1 - The indentation was wrong.

2 - You forgot to specify the subject in the yaml file. Check it:

file_descriptor:
 check:
  domain: prototype-gismontgomery.opendata.arcgis.com
  ignore-request: true

 search-result-page:
  regex: datasets?q=
  resources:
   "$uri":
    "http://projekt-opal.de/dataset#link": .card-title a

 detail-page:
  regex: datasets
  resources:
   "$uri":
    "http://purl.org/dc/terms/title": div#main-message
    "http://purl.org/dc/terms/description": span#dataset-description
    "http://purl.org/dc/terms/publisher": span[iatemprop="author"]
    "http://purl.org/dc/terms/issued": span[itemprop="datePublished"]
    "http://purl.org/dsnotify/vocab/eventset/sourceDataset": ul#dataset-meta-list li:eq(0) a
    "http://www.w3.org/ns/dcat#accessURL": ul#dataset-meta-list li:eq(1) a
    "http://purl.org/dc/terms/license": ul#dataset-meta-list li:eq(2)
    "http://purl.org/dc/terms/modified": li[itemprop="dateModified"]
    "http://www.w3.org/ns/dcat#downloadURL": .dl-links a

The $Uri variable stands for the current URI.

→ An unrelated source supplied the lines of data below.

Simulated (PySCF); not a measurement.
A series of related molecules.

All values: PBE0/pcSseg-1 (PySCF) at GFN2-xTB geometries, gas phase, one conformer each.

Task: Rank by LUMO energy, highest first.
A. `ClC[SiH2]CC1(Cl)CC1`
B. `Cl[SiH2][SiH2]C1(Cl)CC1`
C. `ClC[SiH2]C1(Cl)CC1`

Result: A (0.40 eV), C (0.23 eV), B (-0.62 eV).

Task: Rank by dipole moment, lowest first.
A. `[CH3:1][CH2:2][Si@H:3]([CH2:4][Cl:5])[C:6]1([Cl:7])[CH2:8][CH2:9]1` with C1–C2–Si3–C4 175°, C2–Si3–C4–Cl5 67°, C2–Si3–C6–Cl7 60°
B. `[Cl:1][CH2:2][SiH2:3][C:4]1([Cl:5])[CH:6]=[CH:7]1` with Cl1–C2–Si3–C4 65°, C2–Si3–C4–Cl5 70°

3 - This website loads additional html data through ajax calls. This is a feature not yet available in the scraper. Because of that, it will not be able to capture the pagination links, because it is loaded after. Btw, the pagination is not working. But the crawling for the first page works fine for me.

4 - i removed redundant data from your file

sritejakv commented 5 years ago

@gsjunior86 Did you run the above yaml file using the HtmlScrapper.java file which is linked in the previous comment?

sritejakv commented 5 years ago

@gsjunior86 Thank you for the comments.